Now, I'm not saying that films shouldn't strive to be intelligent and thoughtful -- of course they should -- just that they should be selective in the ways they are being intelligent and thoughtful. The original Robocop was a smart movie, but it was smart as an over the top satire of the greed and corporate culture of the 80s. It had a point and a serious commentary on our culture, but as a parable, not an actual story about a man who is turned into a machine. This remake offers no real satire (except for the inclusion of Sam Jackson as a Fox News type news host, but that felt tacked on and fell completely flat), nor does it offer any real commentary beyond: Being turned into a robot would totally suck.

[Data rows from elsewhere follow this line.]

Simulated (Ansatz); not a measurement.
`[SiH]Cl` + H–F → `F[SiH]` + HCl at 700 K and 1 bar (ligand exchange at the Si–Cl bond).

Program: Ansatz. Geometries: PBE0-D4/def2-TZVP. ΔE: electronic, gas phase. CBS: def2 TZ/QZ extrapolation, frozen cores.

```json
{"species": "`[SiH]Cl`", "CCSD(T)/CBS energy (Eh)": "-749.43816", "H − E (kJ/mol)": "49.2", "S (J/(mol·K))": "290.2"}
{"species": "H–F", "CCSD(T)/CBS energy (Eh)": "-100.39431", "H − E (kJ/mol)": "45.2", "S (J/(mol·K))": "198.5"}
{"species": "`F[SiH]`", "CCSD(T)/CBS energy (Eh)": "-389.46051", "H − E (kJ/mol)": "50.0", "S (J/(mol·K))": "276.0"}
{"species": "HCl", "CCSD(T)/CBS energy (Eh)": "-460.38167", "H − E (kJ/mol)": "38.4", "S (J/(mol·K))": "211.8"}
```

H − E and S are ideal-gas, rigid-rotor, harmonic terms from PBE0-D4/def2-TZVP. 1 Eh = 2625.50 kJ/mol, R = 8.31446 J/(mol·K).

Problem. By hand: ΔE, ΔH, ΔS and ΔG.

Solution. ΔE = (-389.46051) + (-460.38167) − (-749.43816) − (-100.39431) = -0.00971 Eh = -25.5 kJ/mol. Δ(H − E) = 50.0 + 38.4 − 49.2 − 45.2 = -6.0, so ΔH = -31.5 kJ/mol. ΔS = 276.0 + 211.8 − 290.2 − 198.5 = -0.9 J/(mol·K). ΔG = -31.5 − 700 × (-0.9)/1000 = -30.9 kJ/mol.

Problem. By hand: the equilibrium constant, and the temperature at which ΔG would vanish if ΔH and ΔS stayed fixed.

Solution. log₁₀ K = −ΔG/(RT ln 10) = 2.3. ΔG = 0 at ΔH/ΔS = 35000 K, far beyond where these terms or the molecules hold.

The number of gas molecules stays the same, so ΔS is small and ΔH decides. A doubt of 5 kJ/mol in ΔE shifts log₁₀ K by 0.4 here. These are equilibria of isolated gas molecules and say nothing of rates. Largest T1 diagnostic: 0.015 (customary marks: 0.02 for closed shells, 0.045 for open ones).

This movie takes that entire concept and really explores it to the fullest, and it's absolutely horrific. You really feel for the character and his family in this film far more than you did in the original, which I suppose is a compliment in terms of writing and acting and direction, but as an overall concept it was so off-putting it made it nearly impossible to be entertained. I spent the entire movie wanting them to deactivate Robocop and put him out of his misery. There's actually a scene where we just see his head and his lungs attached to a bunch of cords while he begs the scientists to kill him. Who thought that would be a good idea? Who thought audiences wanted to see that?

So the entire concept was just muddy, which made the entire plot confusing and hard to follow, both intellectually and emotionally. I never really knew what was going on, who I was rooting for, or why the villains were supposed to be villains. There is some reveal toward the end, but I didn't get it. What made Gary Oldman's scientist character a good guy while Michael Keaton's CEO character was supposed to be a villain? None of it worked, and every character was pretty much unlikable and boring, except for the guy who played Robocop and the gal who played his wife. They both did a god job, although not so much that the dude got out of the shadow of Peter Weller's original iconic performance.

Visually, the film had some nice special effects and some cool action sequences, especially the training set piece that pit Robocop up against a hundred or so robots. The look of Robocop himself left a lot to be desired, however, and it was such an odd choice to start the film out with him looking so much like the original, only to later paint him black and making him completely bland and boring. In the original film, and at the beginning of this remake, he looks like a robot. In this new design, he actually just looks like a guy in black body armor. That's not cool.

Anyway, that was the Robocop sequence, which was a failure for me, but at least it was a noble failure. It attempted something new and tried to tell a wholly different story than the original, but unfortunately the story it choose to tell wasn't interesting, and the characters populating it were all boring. I say... skip it.

2 comments:

Justin Garrett Blum said...

I kind of want to see it now. I don't know why.

Justin Garrett Blum said...

Netflix (streaming) just got this, so I watched. It wasn't horrible, really, just totally not fulfilling in any way.

I'm with you on the scene where they reveal that all that's left of Murphy are a few vital organs. That was friggin' depressing.

None of it really made sense, either. So just because a cyborg with a human brain could so efficiently deal with crime, US citizens would be clamoring to have terrifying death machines marching down every street in the interests of public safety? That makes no fucking sense.